After months of resisting demands for an investigation despite the failure to find any WMD, the Prime Minister climbed down on the day George Bush confirmed that an independent commission would look into the US intelligence on Saddam's arsenal. In Britain, the inquiry is expected to be conducted by a committee of MPs and peers, with an independent chairman.

Last night it was reported that the chairman was likely to be Lord Butler of Brockwell, the former cabinet secretary who became master of University College Oxford after stepping down as head of the civil service in 1998. But there was confusion over the details as MPs waited for the terms of reference.

Talks about how the inquiry would work hit a hitch after Charles Kennedy, the Liberal Democrat leader, failed to agree terms with the Government during a telephone call with Mr Blair. Precise details of the disagreement were unclear, but Mr Kennedy had earlier argued that the inquiry should take into account the workings of government and political decisions, as well as the nature of intelligence reports. In a letter to Mr Blair he said that the inquiry should be transparent, and led by someone from outside active party politics.

Although ministers said intelligence showed Saddam posed a real and current threat, there were warnings from MPs that intelligence chiefs should not be made scapegoats for a political decision to go to war.

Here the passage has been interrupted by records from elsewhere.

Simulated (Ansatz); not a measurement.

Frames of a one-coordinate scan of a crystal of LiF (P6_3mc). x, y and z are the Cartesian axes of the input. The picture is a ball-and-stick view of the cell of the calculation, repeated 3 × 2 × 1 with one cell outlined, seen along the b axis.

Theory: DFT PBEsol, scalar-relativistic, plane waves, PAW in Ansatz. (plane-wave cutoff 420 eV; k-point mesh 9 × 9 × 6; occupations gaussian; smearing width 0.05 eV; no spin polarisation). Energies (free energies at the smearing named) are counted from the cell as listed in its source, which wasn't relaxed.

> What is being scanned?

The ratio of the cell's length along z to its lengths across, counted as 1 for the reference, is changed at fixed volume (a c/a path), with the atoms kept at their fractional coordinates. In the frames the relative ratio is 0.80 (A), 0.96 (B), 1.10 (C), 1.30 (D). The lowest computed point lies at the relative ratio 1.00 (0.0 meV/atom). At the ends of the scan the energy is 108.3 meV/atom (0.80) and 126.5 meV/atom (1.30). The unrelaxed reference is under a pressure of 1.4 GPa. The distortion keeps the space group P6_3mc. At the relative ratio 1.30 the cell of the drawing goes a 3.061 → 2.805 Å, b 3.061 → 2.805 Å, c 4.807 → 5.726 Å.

Mr Blair has stonewalled in the face of growing all-party demands for an inquiry, saying that people should wait until the Iraq Survey Group, which is hunting for weapons, produces its final report. But with no deadline set, his increasingly untenable line was washed away when Washington made clear the US President was to abandon his opposition to an inquiry.

Mr Blair's official spokesman said the decision had been taken after the Hutton report cleared the Government of allegations that it interfered with, falsified or hyped the intelligence on WMD. He said: "That allows us to address ... the perfectly valid question that people have asked about WMD." The inquiry is expected to look at the quality of the intelligence and the assessments based on it. But the Tories and Liberal Democrats said it should also consider the Government's handling of it.

Robin Cook, the former foreign secretary who resigned from the Cabinet over the war, said the inquiry should be public and completed quickly. "The British people are entitled to know why we went to war on a false prospectus," he said. "It would be grotesque if the intelligence agencies were now to carry the can for what was ultimately a political decision."

Some MPs expressed fears that Mr Blair would hide behind the inquiry, just as he refused to be drawn on the Kelly affair while Lord Hutton's investigation was under way. But he is likely to want to see it completed well before the election.

In a report yesterday, the House of Commons Foreign Affairs Committee said the US-led coalition had lost credibility over the failure to find WMD in Iraq and may have increased the risk of terror strikes. Andrew Mackinlay, a Labour member, said: "I think clearly there is a crisis of confidence now, both in Parliament and outside, about both the competence of our security and intelligence services and the analysis that was given of the raw intelligence."